Denison's Concert Choir Program Features Fauré's Requiem

Posted: April 16, 2001

The Concert Choir and Orchestra of Denison University present a concert at 7:30 p.m. on Sunday (April 29) in Swasey Chapel featuring Gabriel Fauré's "Requiem." The Choir also will perform Daniel Gawthrop's "Behold This Mystery," a work composed to complement the "Requiem." The performance is preceded by a lecture by Gawthrop on "Music as a Moral Force: Marketing Transcendence in a Pre-Apocalyptic Society" at 4 p.m. also in Swasey. Both events are free and open to the public.

The concert begins with Cesar Franck's festive setting of "Psalm 150," a longtime favorite of church choirs, but rarely heard with its original orchestral support. The orchestra alone will then present a brief, dramatic symphonic poem excerpted from Franck's "Redemption," an oratorio of 1874. Gawthrop's "Behold This Mystery," the exception to the French focus of the evening, employs the same pair of soloists and its biblical texts reflect on the same ideas and subjects as the Latin of Fauré's Requiem Mass. "A perennial favorite of choral singers across the world, the Requiem remains unique in its relative serenity compared to the other, more theatrical responses to the same language," says Distinguished Professor of Fine Arts William Osborne, director of the Concert Choir.

The Concert Choir has performed the Fauré on three previous programs in its history, the last time in December 1982. The Choir will be joined by two visiting soloists: soprano Jennifer Whitehead of the Otterbein voice faculty and baritone Ray Fellman, a graduate student at Indiana University in Bloomington.

Whitehead has sung many roles with both Opera Columbus and the Columbus Light Opera and has been extensively involved with the Opera Columbus outreach program. She holds degrees from Ohio State University and performed often in Ohio State's Opera/Theatre program. She also maintains a private voice studio in Columbus.

Fellman has wide experience on the opera stage, particularly at Indiana, but also with Opera Illinois and the Utah Festival Opera Company. He also has performed with the Fort Wayne Philharmonic and Champaign-Urbana Symphony. One of his voice teachers at Indiana was Dale Moore, a former member of the Denison faculty and conductor of the Concert Choir prior to his departure in 1964.

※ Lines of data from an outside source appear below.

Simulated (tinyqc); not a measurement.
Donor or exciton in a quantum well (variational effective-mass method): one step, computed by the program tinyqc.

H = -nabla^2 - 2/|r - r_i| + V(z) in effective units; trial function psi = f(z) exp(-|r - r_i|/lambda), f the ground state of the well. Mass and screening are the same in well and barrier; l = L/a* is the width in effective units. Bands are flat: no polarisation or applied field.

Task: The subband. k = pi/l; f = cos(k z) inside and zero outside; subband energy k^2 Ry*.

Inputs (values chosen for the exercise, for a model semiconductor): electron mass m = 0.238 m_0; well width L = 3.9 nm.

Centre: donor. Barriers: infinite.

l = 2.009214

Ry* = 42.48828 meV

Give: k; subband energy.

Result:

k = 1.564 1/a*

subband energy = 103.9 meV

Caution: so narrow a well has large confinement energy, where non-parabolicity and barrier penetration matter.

Osborne, director of choral organizations and university organist at Denison, followed Moore as conductor of The Concert Choir.

About Denison:

Denison University, founded in 1831, is an independent, residential liberal arts institution located in Granville, Ohio. A highly selective college enrolling 2,100 full-time undergraduate students from all 50 states and dozens of foreign countries, Denison is a place where innovative faculty and motivated students collaborate in rigorous scholarship, civic engagement and the cultivation of independent thinking.